Current Committers
Name | Organization |
---|---|
Michael Armbrust | Databricks |
Mosharaf Chowdhury | UC Berkeley |
Jason Dai | Intel |
Tathagata Das | Databricks |
Ankur Dave | UC Berkeley |
Aaron Davidson | Databricks |
Thomas Dudziak | Groupon |
Robert Evans | Yahoo! |
Joseph Gonzalez | UC Berkeley |
Thomas Graves | Yahoo! |
Andy Konwinski | Databricks |
Stephen Haberman | Bizo |
Mark Hamstra | ClearStory Data |
Shane Huang | National University of Singapore |
Ryan LeCompte | Quantifind |
Haoyuan Li | UC Berkeley |
Sean McNamara | Webtrends |
Xiangrui Meng | Databricks |
Mridul Muralidharam | Yahoo! |
Andrew Or | Databricks |
Kay Ousterhout | UC Berkeley |
Nick Pentreath | Mxit |
Imran Rashid | Quantifind |
Charles Reiss | UC Berkeley |
Josh Rosen | Databricks |
Prashant Sharma | Imaginea, Pramati, Databricks |
Ram Sriharsha | Yahoo! |
Shivaram Venkataraman | UC Berkeley |
Patrick Wendell | Databricks |
Andrew Xia | Alibaba |
Reynold Xin | Databricks |
Matei Zaharia | Databricks |
Review Process and Maintainers
Spark development follows the Apache voting process, where changes to the code are approved through consensus. We use a review-then-commit model, where at least one committer other than the patch author has to review and approve it before it gets merged, and any committer may vote against it. For certain modules, changes to the architecture and public API should also be reviewed by a maintainer for that module (which may or may not be the same as the reviewer) before being merged. The PMC has designated the following maintainers:
Component | Maintainers |
---|---|
Spark core public API | Patrick Wendell, Reynold Xin, Matei Zaharia |
Job scheduler | Kay Ousterhout, Patrick Wendell, Matei Zaharia |
Shuffle and network | Aaron Davidson, Reynold Xin, Matei Zaharia |
Block manager | Aaron Davidson, Reynold Xin |
YARN | Thomas Graves, Andrew Or |
Python | Josh Rosen, Matei Zaharia |
MLlib | Xiangrui Meng, Matei Zaharia |
SQL | Michael Armbrust, Reynold Xin |
Streaming | Tathagata Das, Matei Zaharia |
GraphX | Ankur Dave, Joseph Gonzalez, Reynold Xin |
Note that the maintainers in Spark do not "own" each module – every committer is responsible for the quality of the whole codebase. Instead, maintainers are asked by the PMC to ensure that public APIs and changes to complex components are designed consistently. Any committer may contribute to any module, and any committer may vote on any code change.
Becoming a Committer
To get started contributing to Spark, learn how to contribute – anyone can submit patches, documentation and examples to the project.

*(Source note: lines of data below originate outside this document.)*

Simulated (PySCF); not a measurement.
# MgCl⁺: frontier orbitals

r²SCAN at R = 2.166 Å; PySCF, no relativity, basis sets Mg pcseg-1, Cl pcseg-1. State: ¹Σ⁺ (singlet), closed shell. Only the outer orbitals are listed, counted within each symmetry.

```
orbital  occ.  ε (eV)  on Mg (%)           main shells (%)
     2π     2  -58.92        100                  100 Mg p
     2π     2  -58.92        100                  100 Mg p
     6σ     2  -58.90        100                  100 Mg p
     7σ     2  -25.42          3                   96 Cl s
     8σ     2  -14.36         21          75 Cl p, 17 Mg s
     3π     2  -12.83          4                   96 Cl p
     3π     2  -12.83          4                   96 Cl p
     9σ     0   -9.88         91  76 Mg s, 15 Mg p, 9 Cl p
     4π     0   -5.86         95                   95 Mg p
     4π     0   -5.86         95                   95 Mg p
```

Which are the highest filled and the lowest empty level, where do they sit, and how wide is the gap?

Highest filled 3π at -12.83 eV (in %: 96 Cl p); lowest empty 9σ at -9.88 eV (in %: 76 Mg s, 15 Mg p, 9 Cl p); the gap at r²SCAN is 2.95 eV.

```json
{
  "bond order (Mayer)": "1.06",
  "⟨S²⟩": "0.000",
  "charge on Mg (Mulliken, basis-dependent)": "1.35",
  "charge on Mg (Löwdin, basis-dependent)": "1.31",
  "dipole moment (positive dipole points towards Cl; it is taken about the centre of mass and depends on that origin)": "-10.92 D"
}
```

The PMC regularly adds new committers from the active contributors, based on their contributions to Spark. The qualifications for new committers include:
- Sustained contributions to Spark: Committers should have a history of major contributions to Spark. An ideal committer will have contributed broadly throughout the project, and have contributed at least one major component where they have taken an "ownership" role. An ownership role means that existing contributors feel that they should run patches for this component by this person.
- Quality of contributions: Committers more than any other community member should submit simple, well-tested, and well-designed patches. In addition, they should show sufficient expertise to be able to review patches, including making sure they fit within Spark's engineering practices (testability, documentation, API stability, code style, etc). The committership is collectively responsible for the software quality and maintainability of Spark.
- Community involvement: Committers should have a constructive and friendly attitude in all community interactions. They should also be active on the dev and user list and help mentor newer contributors and users. In design discussions, committers should maintain a professional and diplomatic approach, even in the face of disagreement.
The type and level of contributions considered may vary by project area -- for example, we greatly encourage contributors who want to work on mainly the documentation, or mainly on platform support for specific OSes, storage systems, etc.